A wide range of research by members of the SCAR Standing Committee on Humanities and Social Sciences (SC-HASS) is featured in a new book, Anthropocene Antarctica: Perspectives from the Humanities, Law and Social Sciences. This collection of essays, published in Routledge’s ‘Environmental Humanities’ series and edited by Prof. Elizabeth Leane and Assoc. Prof. Jeff McGee (University of Tasmania), had its origin in the 2017 SC-HASS biennial conference in Hobart – a number of the chapters are based on papers originally delivered there.

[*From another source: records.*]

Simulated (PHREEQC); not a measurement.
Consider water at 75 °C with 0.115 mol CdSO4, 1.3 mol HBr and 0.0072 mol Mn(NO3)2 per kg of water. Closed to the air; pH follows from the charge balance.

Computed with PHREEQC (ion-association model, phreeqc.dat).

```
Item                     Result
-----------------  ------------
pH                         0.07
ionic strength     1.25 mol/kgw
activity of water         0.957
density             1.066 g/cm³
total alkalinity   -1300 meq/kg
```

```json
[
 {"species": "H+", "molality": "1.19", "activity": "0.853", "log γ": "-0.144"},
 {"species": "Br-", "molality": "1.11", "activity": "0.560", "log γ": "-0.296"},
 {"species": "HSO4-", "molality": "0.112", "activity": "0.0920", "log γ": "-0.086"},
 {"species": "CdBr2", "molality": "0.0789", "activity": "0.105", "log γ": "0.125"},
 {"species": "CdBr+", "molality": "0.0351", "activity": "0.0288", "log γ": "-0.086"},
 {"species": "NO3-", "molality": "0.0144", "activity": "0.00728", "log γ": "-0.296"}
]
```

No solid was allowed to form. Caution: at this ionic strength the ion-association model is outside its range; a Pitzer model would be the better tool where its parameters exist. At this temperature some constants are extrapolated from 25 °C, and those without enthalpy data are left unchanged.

The publisher’s description is as follows:
“Anthropocene Antarctica offers new ways of thinking about the ‘Continent for Science and Peace’ in a time of planetary environmental change. In the Anthropocene, Antarctica has become central to the Earth’s future. Ice cores taken from its interior reveal the deep environmental history of the planet and warming ocean currents are ominously destabilising the glaciers around its edges, presaging sea-level rise in decades and centuries to come. At the same time, proliferating research stations and tourist numbers challenge stereotypes of the continent as the ‘last wilderness.’ The Anthropocene brings Antarctica nearer in thought, entangled with our everyday actions. If the Anthropocene signals the end of the idea of Nature as separate from humans, then the Antarctic, long considered the material embodiment of this idea, faces a radical reframing.”
Understanding the southern polar region in the twenty-first century requires contributions across the disciplinary spectrum. This collection paves the way for researchers in the Environmental Humanities, Law and Social Sciences to engage critically with the Antarctic, fostering a community of scholars who can act with natural scientists to address the globally significant environmental issues that face this vitally important part of the planet.